The Indian equity market reached new highs in 2014, with the MSCI India gaining close to 25%. However, investors with a passive exposure may be missing a good opportunity to earn extra returns, due to the specific nature of the Indian equity market.
India: a stock picker’s paradise
While it is estimated that barely 30% of active funds manage to outperform their benchmark over a five year horizon, in India the situation is actually the opposite. Based on publically available information, 67% of local Indian equity mutual funds outperformed their benchmark over three years and an impressive 75% of funds managed to outperform over five years.
A favourable market for skilled mutual funds managers
While in the US and many other global markets, mutual and pension funds are so large that they drive the market with investments that tend to reflect the indices. In India mutual funds schemes remain relatively small compared to the overall market. Even the largest local equity mutual fund, with around USD 2.6 billion in assets, barely represents 0.17% of total market capitalisation. As a consequence, equity fund managers don’t have a significant impact on market prices, making it easier for skilled fund managers to outperform the index.
International investors: overcoming international indices’ flaws
Choosing an active manager can be even more beneficial for international investors, as their investments in India are usually measured against international indices, primarily MSCI India index or one of its varieties. While most sectors in India allow 100% foreign ownership, the limit for private-sector banks is set at 74%, with a sub-limit of 49% for foreign portfolio investments.
Private sector banks have been one of the most dynamic segments of the Indian economy. From 3.5% in 2000, their market share, as measured by low cost deposits, has moved to 17.7% and is expected to continue to grow in the years to come. As these private-sector banks gained popularity amongst foreign investors, more and more of them have hit foreign ownership limits, leading to their gradual exclusion of MSCI indices. For example, India’s largest private-sector bank HDFC Bank moved from being the fourth largest weight in the MSCI India 10/40 index with a commanding 7.35% weight as of end of 2013, to being removed from the index in November 2014. The situation is such that today, all but one private-sector banks have been removed from the MSCI indices, whereas they still represented close to 10% of the index less than a year ago.

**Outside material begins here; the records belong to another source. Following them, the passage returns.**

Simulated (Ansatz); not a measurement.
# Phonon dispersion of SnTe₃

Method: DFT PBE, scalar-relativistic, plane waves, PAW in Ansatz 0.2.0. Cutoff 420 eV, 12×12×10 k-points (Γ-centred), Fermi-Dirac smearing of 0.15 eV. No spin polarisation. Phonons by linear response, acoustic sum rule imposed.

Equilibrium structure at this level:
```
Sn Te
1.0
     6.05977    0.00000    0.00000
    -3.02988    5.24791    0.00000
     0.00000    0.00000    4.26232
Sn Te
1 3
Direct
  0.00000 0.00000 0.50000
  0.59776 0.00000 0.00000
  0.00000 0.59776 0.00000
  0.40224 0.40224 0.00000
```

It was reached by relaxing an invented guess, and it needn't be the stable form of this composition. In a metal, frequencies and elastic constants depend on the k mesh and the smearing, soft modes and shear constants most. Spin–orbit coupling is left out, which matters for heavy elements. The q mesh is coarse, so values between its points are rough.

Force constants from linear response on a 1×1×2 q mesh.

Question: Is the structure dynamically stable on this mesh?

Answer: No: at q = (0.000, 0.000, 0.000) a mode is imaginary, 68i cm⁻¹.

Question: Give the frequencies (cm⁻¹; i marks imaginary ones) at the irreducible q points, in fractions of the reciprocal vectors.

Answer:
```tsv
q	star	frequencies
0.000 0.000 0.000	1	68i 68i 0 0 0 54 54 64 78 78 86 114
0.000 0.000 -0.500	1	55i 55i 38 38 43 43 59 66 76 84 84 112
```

Source: RBI, RIMES, MSCI, January 2015.
Private-sector banks are expected to be among the top beneficiaries of the reacceleration of growth in India and experience improved liquidity conditions due to the central bank’s progressive easing. Their removal in international indices provides one more reason for international investors to use an active manager with flexibility to invest in out-of-benchmark positions, in order to get a full exposure to India’s exciting recovery story.
 Source: S&P Indices Versus Active Fund 2014 report. Over five years ending in June 30, 2014, respectively 74% of global active funds, 70% of international funds underperformed and 68% of emerging-market funds underperformed their benchmark.